The Bristol Hoteliers Association – which represents 34 hotels in the city – has lobbied for action against short-term letting sites such as AirBnB – which confirmed 144,000 guest arrivals in Bristol last year alone.
BHA Chairman Imran Ali, told the Head of the Mayor’s office that the short-term letting trend was having a significant impact on Bristol’s smaller hotels and B&Bs and that some smaller independent operators had been forced to sell-up because of loss of trade.
“Legitimate businesses pay business rates and VAT – short-term letting hosts do not. Listing hosts are not regulated and do not have to undergo the rigorous safety checks Bristol’s hoteliers are required to do.”

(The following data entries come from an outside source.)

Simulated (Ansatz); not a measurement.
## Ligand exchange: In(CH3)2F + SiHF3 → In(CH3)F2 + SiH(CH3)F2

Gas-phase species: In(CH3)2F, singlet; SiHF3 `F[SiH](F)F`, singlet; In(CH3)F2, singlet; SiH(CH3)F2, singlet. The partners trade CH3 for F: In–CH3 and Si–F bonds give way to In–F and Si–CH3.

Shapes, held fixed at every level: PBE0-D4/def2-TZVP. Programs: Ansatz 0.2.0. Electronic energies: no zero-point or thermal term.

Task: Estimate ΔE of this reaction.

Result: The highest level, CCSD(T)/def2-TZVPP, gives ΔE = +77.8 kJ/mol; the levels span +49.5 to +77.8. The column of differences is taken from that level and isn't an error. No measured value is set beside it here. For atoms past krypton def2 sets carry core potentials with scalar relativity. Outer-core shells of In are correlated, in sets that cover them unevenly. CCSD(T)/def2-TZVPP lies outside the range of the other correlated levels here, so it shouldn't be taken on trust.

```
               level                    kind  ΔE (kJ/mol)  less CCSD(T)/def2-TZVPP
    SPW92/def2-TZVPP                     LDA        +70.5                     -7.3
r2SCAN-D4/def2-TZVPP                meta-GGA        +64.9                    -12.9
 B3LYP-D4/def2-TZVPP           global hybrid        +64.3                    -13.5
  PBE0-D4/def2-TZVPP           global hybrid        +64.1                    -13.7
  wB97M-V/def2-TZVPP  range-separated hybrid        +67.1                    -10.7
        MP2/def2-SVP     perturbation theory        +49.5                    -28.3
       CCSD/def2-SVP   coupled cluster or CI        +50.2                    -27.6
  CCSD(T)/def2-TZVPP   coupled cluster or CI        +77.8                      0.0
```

Imran Ali presented and discussed a four-point plan with Mayor Marvin Rees’s team including:
- An optional, ward-based exclusion zone in which short-term letting operators are required to hold a licence granted by the city council and are restricted to 170 days per year;
- Introduction of a Host’s City Levy for all registered hosts based on the model drawn up in Bristol’s twin city of Porto and also in Lisbon;
- Ensure all AirBnB and short-term letting operators are Health and Safety compliant; and
- Mandatory listing of all short-term letting sites such as AirBnB.
Imran Ali went on: “More than 2,000 properties are now registered on the short-term lettings platforms like AirBnB in Bristol.
“We’re happy for competition – but it has to be on a level playing field. If nothing is done, hotels and B&Bs will start a long journey towards diminished trading and eventually, closing down.”